Chapter 6: What Makes a Good Research Venue?¶
“Not all conferences are created equal. Where you publish speaks just as loudly as what you publish.”
Why This Chapter Matters¶
When you finally finish your paper, one big question remains:
Where should you submit it?
Choosing the wrong venue can waste months of effort, get your work buried, or worse—tie your name to a predatory publisher.
On the flip side, choosing the right venue gives your work credibility, visibility, and a strong citation trail.
This chapter will help you understand how to evaluate research venues—whether you’re reading, citing, or submitting.
Conceptual Breakdown¶
🔹 Journal vs. Conference: Strategic Decisions
In CS, top-tier conferences often rival or surpass journals in prestige.
Scenario | Best Venue Type |
---|---|
Fast turnaround, live presentation | Conference |
Polished, long-form theoretical work | Journal |
Early ideas or experimental results | Workshop / arXiv |
Mandatory publication for thesis defense | Journal (check dept) |
⚖️ Some universities require a journal for graduation—even if a conference is more respected in your subfield. Always check local policies.

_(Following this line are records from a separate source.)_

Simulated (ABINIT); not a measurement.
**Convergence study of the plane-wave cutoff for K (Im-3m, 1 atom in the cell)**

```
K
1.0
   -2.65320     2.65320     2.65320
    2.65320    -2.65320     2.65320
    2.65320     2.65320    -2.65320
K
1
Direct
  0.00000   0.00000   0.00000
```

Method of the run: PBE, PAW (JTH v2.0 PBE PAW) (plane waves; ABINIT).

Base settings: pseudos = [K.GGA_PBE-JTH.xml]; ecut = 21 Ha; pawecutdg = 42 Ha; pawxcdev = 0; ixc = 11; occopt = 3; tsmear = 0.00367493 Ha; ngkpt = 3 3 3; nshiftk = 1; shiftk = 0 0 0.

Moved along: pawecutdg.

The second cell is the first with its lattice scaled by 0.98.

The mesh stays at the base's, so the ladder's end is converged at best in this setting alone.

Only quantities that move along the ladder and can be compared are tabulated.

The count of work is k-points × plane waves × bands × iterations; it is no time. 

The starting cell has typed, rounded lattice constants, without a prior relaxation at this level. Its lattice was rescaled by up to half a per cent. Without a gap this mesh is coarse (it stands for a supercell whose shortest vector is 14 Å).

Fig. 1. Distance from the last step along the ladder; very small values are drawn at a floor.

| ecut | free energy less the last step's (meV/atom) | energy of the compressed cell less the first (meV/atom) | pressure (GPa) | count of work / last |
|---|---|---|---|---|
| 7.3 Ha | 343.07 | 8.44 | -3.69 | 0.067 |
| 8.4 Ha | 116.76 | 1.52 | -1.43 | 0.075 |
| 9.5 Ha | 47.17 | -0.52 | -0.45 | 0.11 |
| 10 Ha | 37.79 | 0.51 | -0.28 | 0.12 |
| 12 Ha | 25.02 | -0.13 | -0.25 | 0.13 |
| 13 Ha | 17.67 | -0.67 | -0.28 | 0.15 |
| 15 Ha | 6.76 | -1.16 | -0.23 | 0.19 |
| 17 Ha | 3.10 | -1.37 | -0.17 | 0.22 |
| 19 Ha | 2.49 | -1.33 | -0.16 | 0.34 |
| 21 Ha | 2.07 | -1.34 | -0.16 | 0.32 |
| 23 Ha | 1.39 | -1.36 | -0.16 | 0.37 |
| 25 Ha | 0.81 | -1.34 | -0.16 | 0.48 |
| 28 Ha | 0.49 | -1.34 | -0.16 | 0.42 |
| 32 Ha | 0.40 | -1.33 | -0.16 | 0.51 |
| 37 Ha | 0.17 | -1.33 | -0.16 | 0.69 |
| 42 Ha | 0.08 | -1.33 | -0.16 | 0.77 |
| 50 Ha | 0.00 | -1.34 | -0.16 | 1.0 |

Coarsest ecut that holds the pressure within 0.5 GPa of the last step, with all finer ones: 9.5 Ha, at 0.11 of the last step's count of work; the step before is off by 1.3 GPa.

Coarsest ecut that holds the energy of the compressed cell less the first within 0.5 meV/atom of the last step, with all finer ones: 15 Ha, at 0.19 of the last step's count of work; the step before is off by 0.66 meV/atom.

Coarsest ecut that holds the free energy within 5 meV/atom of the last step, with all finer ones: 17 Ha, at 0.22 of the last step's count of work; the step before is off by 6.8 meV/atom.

🔹 Understanding Venue Ranking Systems
Here are the most widely used ranking systems in CS:
- CORE Ranking (Australia):
- A: Excellent
- B: Good
- C: Acceptable
-
h5-Index (Google Scholar):
- Based on citations in the last 5 years
- Higher = more influential
-
Found on https://scholar.google.com
-
Impact Factor (Clarivate / Web of Science):
- Common for journals
- Measures average citations per paper
✅ Don’t obsess over rankings—but do avoid venues with no traceable reputation.
🔹 Signs of a Good Venue
A strong conference or journal usually has:
- A reputable publisher (IEEE, ACM, Springer, etc.)
- A visible website with clear dates and scope
- A known program committee or editorial board
- Clear review policies (single-blind, double-blind, etc.)
- Past proceedings on DBLP, IEEE Xplore, or ACM DL
🔍 Look for: Does it have past papers by respected researchers in your field?
🔹 Red Flags: Low-Quality or Predatory Venues
Watch out for:
- Spammy conference invites in your email
- Unrealistically fast deadlines or guaranteed acceptance
- No peer review or suspiciously short turnaround times
- Conference websites that look unprofessional or copy-pasted
- High submission fees with no real visibility
❌ If it feels like a diploma mill for papers—it probably is.
🔹 Tips for Beginners: Start Small, Think Forward
If this is your first paper, consider:
- Targeting workshops or student tracks in major conferences
- Submitting to regional or national venues before going international
- Co-authoring with your advisor on their venue of choice
- Checking acceptance rates and paper length requirements before writing
Remember: Every research journey has to start somewhere.
Better to publish a solid paper in a modest venue than aim too high and publish nothing.
Self-Check Questions¶
- Have you identified 2–3 target venues for your thesis or current project?
- What is their acceptance rate? Are they indexed in DBLP or Google Scholar?
- Can you access and read past proceedings to benchmark your own work?
Try This Exercise¶
Venue Comparison Table
Create a table like this for any 2–3 venues you’re considering:
Venue Name | Publisher | Type | Ranking (CORE/h5) | Avg. Acceptance Rate | Submission Deadline | Notes |
---|---|---|---|---|---|---|
ExampleConf | IEEE | Conf A | A (CORE) / 112 (h5) | 18% | Jan 15 | NLP flagship conf |
This will help you choose wisely before you start writing.
Researcher’s Compass¶
In research, visibility is credibility. Where you publish affects:
- Who reads your work
- How often it’s cited
- How it's judged during job or funding evaluations
Don’t just aim to publish. Aim to publish where it matters—for your field, your growth, and your voice.